Deanna McCormick Named Vice President for Finance and Administration

May 21, 2018

A headshot of a person.

Deanna McCormick, who has spent three decades in college finance, is Albion College’s new vice president for finance and administration.

By Chuck Carlson

A few months ago, Deanna McCormick received a phone call she hadn’t expected.

It was from an old colleague, Mauri Ditzler, with whom she had worked almost 20 years earlier when she was chief financial officer and treasurer at Wabash College in Indiana and he was the provost.

Now he was the president of Albion College and she was vice president for finance and business at the College of Wooster in Ohio.

“He said, ‘Will you talk to me about this job?’” McCormick said, adding, “I didn’t take much convincing.”

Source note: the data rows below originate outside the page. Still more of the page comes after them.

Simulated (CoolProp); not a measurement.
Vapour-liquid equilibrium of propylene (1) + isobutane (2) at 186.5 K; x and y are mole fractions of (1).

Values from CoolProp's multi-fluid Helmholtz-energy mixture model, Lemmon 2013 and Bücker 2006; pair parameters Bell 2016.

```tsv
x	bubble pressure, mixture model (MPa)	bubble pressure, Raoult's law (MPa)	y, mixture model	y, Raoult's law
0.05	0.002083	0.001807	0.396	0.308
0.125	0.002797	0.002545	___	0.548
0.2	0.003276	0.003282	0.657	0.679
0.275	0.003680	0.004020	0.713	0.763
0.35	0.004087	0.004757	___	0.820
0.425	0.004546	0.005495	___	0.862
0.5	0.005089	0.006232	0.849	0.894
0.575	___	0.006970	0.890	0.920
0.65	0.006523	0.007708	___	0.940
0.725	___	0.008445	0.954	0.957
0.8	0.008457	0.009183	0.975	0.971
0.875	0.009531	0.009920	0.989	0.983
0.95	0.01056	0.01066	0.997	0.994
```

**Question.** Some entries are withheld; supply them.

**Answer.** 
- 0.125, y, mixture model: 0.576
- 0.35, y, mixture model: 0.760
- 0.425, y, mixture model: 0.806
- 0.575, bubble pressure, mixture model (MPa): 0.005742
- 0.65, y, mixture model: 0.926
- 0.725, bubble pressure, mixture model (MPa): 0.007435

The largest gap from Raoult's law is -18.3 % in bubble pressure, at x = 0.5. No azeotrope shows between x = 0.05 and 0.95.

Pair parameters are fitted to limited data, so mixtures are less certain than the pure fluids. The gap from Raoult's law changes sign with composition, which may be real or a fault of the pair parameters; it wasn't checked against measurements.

“I was looking for someone who would be excited,” Ditzler said. “I didn’t offer her the job then and she didn’t accept, but she was intrigued.”

Eventually an offer did come and McCormick accepted it. After wrapping up her final day at Wooster on May 18, she started her new job as Albion’s vice president for finance and administration on May 21.

“I’m looking for new challenges and looking for someone with an outstanding vision who wants to move it forward,” said McCormick, who has worked for 30 years as a business leader in higher education, primarily in the realm of private liberal arts colleges. “Mauri is such a visionary. He’s always 10 steps ahead of everybody else.”

For his part, Ditzler was prepared to go through a national search to find a replacement for Jerry White, who left the College in February to become chief operations officer at the Culver Academies in Indiana. That’s when he remembered McCormick.

“When I was at Wabash I’d go to her and say, ‘I need [to hire] another faculty person,’” he said. “And she’d say, ‘You’re the academic, find the person. I’m finance, I’ll figure out how to pay for it.’ She’s a big-picture person. She sees challenges and opportunities, and that’s exactly what we were looking for.”

McCormick plans to hit the ground running and hopes to assimilate the model Ditzler brought with him—that the College and community can and must work together for each to be successful. To that end, she plans to work closely with the Albion Economic Development Corp. as well as with individual community leaders.

“Part of my position is working with economic development in the City of Albion,” she said. “I want to be well known in town.”

And while she said she is concerned how the financial model for small liberal arts colleges has become much more challenging over the years, she is encouraged by Albion’s direction, especially its rising enrollment.

“The situation is overwhelming for private colleges,” she said. “It’s not insurmountable but it will take patience. I think Mauri’s ready for that.”

McCormick is a New Castle, Ind., native who earned her B.S. in business management and administration with honors from Indiana University in 1983, and her master’s in business administration from Indiana in 1987.

Numbers have always been a part of her life. McCormick’s first professional chapters saw her work for the Internal Revenue Service as a revenue officer and as a consultant at the accounting firm of Deloitte & Touche. She then moved into higher education: at Ivy Tech Community College in Indianapolis; Washtenaw Community College in Ann Arbor; Wabash College; Clarke University in Dubuque, Iowa; Notre Dame of Maryland University in Baltimore; and for the last four years at the College of Wooster.

“I’ve gained a passion for the liberal arts and what it does for kids,” she said. “I’ve seen kids transform into outstanding young men and women thanks to the liberal arts.”

Ditzler believes McCormick is the right person at the right time for Albion.

“She was looking for a place with lots of promise but enough challenges for a capstone experience,” he said. “She said, ‘I want to go someplace where my experience will make a difference.”

And after a phone call she never expected, McCormick is convinced she has found that opportunity.

“There’s a lot of electricity and a lot of enthusiasm on campus,” she said. “They’re buying into [Mauri’s] vision, and those I have met are ready to move forward in a big way. It’s an exciting time for the College.”

McCormick, who usually goes by Dee, and her husband of 32 years, David, are excited to be joining the Albion community and will live very close to campus. “We want to be immersed in the life of both the College and the community,” she said.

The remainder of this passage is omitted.